0

Suppose you have this .csv that we'll name "toComplete":

[Date,stock1, stock2, ...., stockn]
[30-jun-2015,"NA", "NA", ...., "NA"]
....
[30-Jun-1994,"NA","NA",....,"NA"]

with n = 1000 and number of row = 5000. Each row is for a different date. That's kind of a big file and I'm not really used to it. My goal is to fill the "NA" by values I'll take into other .csv. In fact, I have 1 file (still a .csv) for each stock. This means I have 1000 files for my stock and my file "toComplete".

Here are what looks like the files stock :

[Date, value1, value2]
[27-Jun-2015, v1, v2]
....
[14-Fev-2013,z1,z2]

They are less date in each stock's file than in the "toComplete" file and each date in stock's file is necessarily in "toComplete"'s file.

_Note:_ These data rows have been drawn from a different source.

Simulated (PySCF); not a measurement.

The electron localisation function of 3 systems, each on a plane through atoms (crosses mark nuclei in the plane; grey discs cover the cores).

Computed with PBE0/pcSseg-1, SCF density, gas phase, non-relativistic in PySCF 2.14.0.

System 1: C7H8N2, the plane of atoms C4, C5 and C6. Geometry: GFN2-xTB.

My question is : What is the best way to fill my file "toComplete" ? I tried by reading it line by line but this is very slow. I've been reading "toComplete" line by line and every each line I'm reading the 1000 stock's file to complete my file "toComplete". I think there are better solutions but I can't see them.

EDIT : For example, to replace the "NA" from the second row and second column from "toComplete", I need to call my file stock1, read it line by line to find the value from value1 corresponding to the date of second row in "toCompelte". I hope it makes more sense now.

EDIT2 : Dates are edited. For a lot of stocks, I won't have values. In this example, we only have dates from 14-Fev-2013 to 27-Jun-2015, which means that there will stay some "NA" at the end (but it's not a problem). I know in which files to search because my files are named stock1.csv, stock2.csv, ... I put them in a unique directory so I can use .list() method.

zardlemalefique
  • 77
  • 1
  • 11

1 Answers1

2

So you have 1000 "price history" CSV files for certain stocks containing up to 5000 days of price history each, and you want to combine the data from those files into one CSV file where each line starts with a date and the rest of the entries on the line are the up to 1000 different stock prices for that historical day? -back of the napkin calculations indicate the final file would likely contain less than 1 MB of data (less than 20 bytes per stock price would mean less than 20kb per line * 5k lines). There should be plenty of RAM in a 256/512MB JVM to read the data you want to keep from those 1000 files into a Map where the keys are the dates and the value for each key is another Map with 1000 stock symbol keys and 1000 stock value values. Then write out your final file by iterating the Map(s).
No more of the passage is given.